© Chloé Azzopardi
Chloé Azzopardi is a visual artist and photographer who dissolves the line between human presence and the living world. Through finely tuned images, she reveals the subtle negotiations between bodies, materials and landscape, inviting viewers to rethink how we sense and inhabit our surroundings. With a signature blend of poetic subtlety and conceptual clarity, Azzopardi creates images that offer a lucid, quietly radical way of interpreting our entanglement with Mother Nature, producing work that is deeply attuned to the ecological moment.
Contemporary cultural imagination has shifted from bright technological optimism to a future cast in the shadows of scarcity and ecological instability. Images of planetary depletion now dominate visual culture, reflecting a growing awareness that the infrastructures sustaining modern life rely on materials and ecosystems stretched to their limits.
Within this context, Chloé Milos Azzopardi's Non Technological Devices offers a strikingly different lens through which to consider what lies ahead. Rather than extending the narrative of collapse, her work turns toward the possibility of reconfiguring our relationship to the environments we inhabit. The exhibition interweaves photography, sculptural construction and performative gesture, generating a world where bodily presence and natural matter become inseparable.
© Chloé Azzopardi
At the core of the series are objects crafted from materials gathered directly from the land: fragments of wood, shells, ice, and other elements that defy permanence. These structures echo technological devices only enough to unsettle our habitual expectations of what tools should look like. They are neither replicas nor critiques in a literal sense; instead, they operate as propositions; suggestive forms that explore how the body might adapt when the logic of industrial production no longer holds.
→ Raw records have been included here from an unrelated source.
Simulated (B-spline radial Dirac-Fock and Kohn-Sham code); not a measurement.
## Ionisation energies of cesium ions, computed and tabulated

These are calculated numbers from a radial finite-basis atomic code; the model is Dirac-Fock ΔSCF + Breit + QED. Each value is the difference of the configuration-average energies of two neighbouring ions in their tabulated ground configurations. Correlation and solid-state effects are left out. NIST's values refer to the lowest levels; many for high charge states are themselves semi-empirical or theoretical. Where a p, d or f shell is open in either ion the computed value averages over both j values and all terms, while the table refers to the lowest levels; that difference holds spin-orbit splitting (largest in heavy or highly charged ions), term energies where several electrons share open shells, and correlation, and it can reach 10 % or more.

The devices hover between artefact and organism. Some appear to brace or shield the wearer, others to heighten sensory perception, and many refuse any clear functional explanation altogether. This ambiguity is deliberate. By withholding utility, Azzopardi shifts attention from what the objects do to how they reorganise perception. In her photographs, the interactions between bodies and these fragile constructions register as experiments in attunement: touch becomes investigative, sight becomes relational, and the environment becomes an active collaborator rather than a backdrop.
This reorientation is grounded in a broader provocation: what alternative futures might emerge if we relinquish the fantasy that technological progression must take the form of increasing artificiality? Azzopardi's work suggests that reimagining augmentation through ecological attentiveness, rather than extraction, opens up other pathways forward. The materials themselves carry this argument; their origin in the landscape binds the objects to the conditions they implicitly address.
The devices are seen as provisional tools for a world navigating the consequences of long-standing environmental strain. Azzopardi's devices read as a quiet warning. She doesn't dismiss technological progress, but she insists we reckon with its ecological cost.
This research positions itself at the intersection of ecological thought, technological commentary and posthuman inquiry. Non Technological Devices examines the complex impacts of human intervention on natural systems and seeks to envision new forms of coexistence with the living world. In doing so, it gestures toward the emergence of an iconography of ecological self-defence; an aesthetic framework capable of articulating resistance, resilience and relationality in a time of planetary precarity.
Through their precarious forms and speculative presence, Azzopardi's constructions prompt us to scrutinise the assumptions that underlie our desires for progress and to acknowledge the fragility of the conditions that make any future possible.